Performance Tuning

Indexing for GROUP BY

By Erik Darling · June 30, 2015 · 9 comments

It’s not glamorous

And on your list of things that aren’t going fast enough, it’s probably pretty low. But you can get some pretty dramatic gains from indexes that cover columns you’re performing aggregations on.

We’ll take a quick walk down demo lane in a moment, using the Stack Overflow database.

Query outta nowhere!

SET NOCOUNT ON

SET STATISTICS TIME, IO ON 

SELECT v.UserId, v.BountyAmount, SUM(v.BountyAmount) AS BountyTotal
FROM dbo.Votes AS v
WHERE v.BountyAmount IS NOT NULL
GROUP BY v.UserId, v.BountyAmount;

SET NOCOUNT ON

SET STATISTICS TIME, IO ON

SELECT v.UserId, v.BountyAmount, SUM(v.BountyAmount) AS BountyTotal

FROM dbo.Votes AS v

WHERE v.BountyAmount IS NOT NULL

GROUP BY v.UserId, v.BountyAmount;

Looking at the plan, it’s pretty easy to see what happened. Since the data is not ordered by an index (the clustered index on this table is on an Id column not referenced here), a Hash Match Aggregate was chosen, and off we went.

Look how much fun we're having. — Look how much fun we’re having.

Zooming in a bit on the Hash Match, this is what it’s doing. It should look pretty familiar to you if you’ve ever seen a Hash Match used to JOIN columns. The only difference here is that the Hash table is built, scanned, and output. When used in a JOIN, a Probe is also built to match the Residual buckets, and then the results are output.

It's basically wiping its hands on its pants. — It’s basically wiping its hands on its pants.

It took quite a bit of activity to do a pretty simple thing.

/* Table 'Votes'. Scan count 5, logical reads 315406, physical reads 0, read-ahead reads 0, lob logical reads 0, lob physical reads 0, lob read-ahead reads 0. Table 'Worktable'. Scan count 0, logical reads 0, physical reads 0, read-ahead reads 0, lob logical reads 0, lob physical reads 0, lob read-ahead reads 0. Table 'Workfile'. Scan count 0, logical reads 0, physical reads 0, read-ahead reads 0, lob logical reads 0, lob physical reads 0, lob read-ahead reads 0.
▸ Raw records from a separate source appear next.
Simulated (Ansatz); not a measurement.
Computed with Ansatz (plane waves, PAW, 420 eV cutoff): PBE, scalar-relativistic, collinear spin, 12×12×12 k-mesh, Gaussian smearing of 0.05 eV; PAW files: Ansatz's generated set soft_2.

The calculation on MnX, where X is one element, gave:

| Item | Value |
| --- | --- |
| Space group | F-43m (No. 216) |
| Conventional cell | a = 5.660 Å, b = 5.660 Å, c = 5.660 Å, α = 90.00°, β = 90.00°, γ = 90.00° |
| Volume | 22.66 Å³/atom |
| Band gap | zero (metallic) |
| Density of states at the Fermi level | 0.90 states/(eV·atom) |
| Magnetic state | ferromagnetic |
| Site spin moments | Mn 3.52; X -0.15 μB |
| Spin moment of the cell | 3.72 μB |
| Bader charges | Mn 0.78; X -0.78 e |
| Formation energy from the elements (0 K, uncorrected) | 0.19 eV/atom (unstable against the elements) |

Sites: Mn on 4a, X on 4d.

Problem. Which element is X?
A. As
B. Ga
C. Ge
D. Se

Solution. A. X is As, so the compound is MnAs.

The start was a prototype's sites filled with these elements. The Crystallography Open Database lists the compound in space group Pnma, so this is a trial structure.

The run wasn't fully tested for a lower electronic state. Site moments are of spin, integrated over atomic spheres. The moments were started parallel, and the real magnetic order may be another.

SQL Server Execution Times:
CPU time = 3609 ms, elapsed time = 1136 ms.
*/

Since this query is simple, our index is simple.

CREATE NONCLUSTERED INDEX IX_GRPBY ON dbo.Votes ( BountyAmount, UserId );

1	CREATE NONCLUSTERED INDEX IX_GRPBY ON dbo.Votes ( BountyAmount, UserId );

I’m using the BountyAmount column in the first position because we’re also filtering on it in the query. We don’t really care about the SUM of all NULLs.

Taking that new index out for a spin, what do we end up with?

The Hash Match Aggregate has been replaced with a Stream Aggregate, and the Scan of the Clustered Index has been replaced with a Seek of the Non-Clustered Index. This all took significantly less work:

/* Table 'Votes'. Scan count 1, logical reads 335, physical reads 0, read-ahead reads 0, lob logical reads 0, lob physical reads 0, lob read-ahead reads 0.

SQL Server Execution Times:
CPU time = 0 ms, elapsed time = 278 ms.
*/

Zooming in on the Stream Aggregate operator, because we gave the Hash Match so much attention. Good behavior should be rewarded.

You make it look so easy, Stream Aggregate.

Filters, filters, filters

If we want to take it a step further, we can filter the index to avoid the NULLs all together.

CREATE NONCLUSTERED INDEX IX_GRPBY
 ON dbo.Votes ( BountyAmount, UserId )
 WHERE BountyAmount IS NOT NULL
 WITH ( DROP_EXISTING = ON );

CREATE NONCLUSTERED INDEX IX_GRPBY

ON dbo.Votes ( BountyAmount, UserId )

WHERE BountyAmount IS NOT NULL

WITH ( DROP_EXISTING = ON );

This results in very slightly reduced CPU and IO. The real advantage of filtering the index here is that it takes up nearly 2 GB less space than without the filter. Collect two drinks from your SAN admin.

/* Table 'Votes'. Scan count 1, logical reads 333, physical reads 0, read-ahead reads 0, lob logical reads 0, lob physical reads 0, lob read-ahead reads 0.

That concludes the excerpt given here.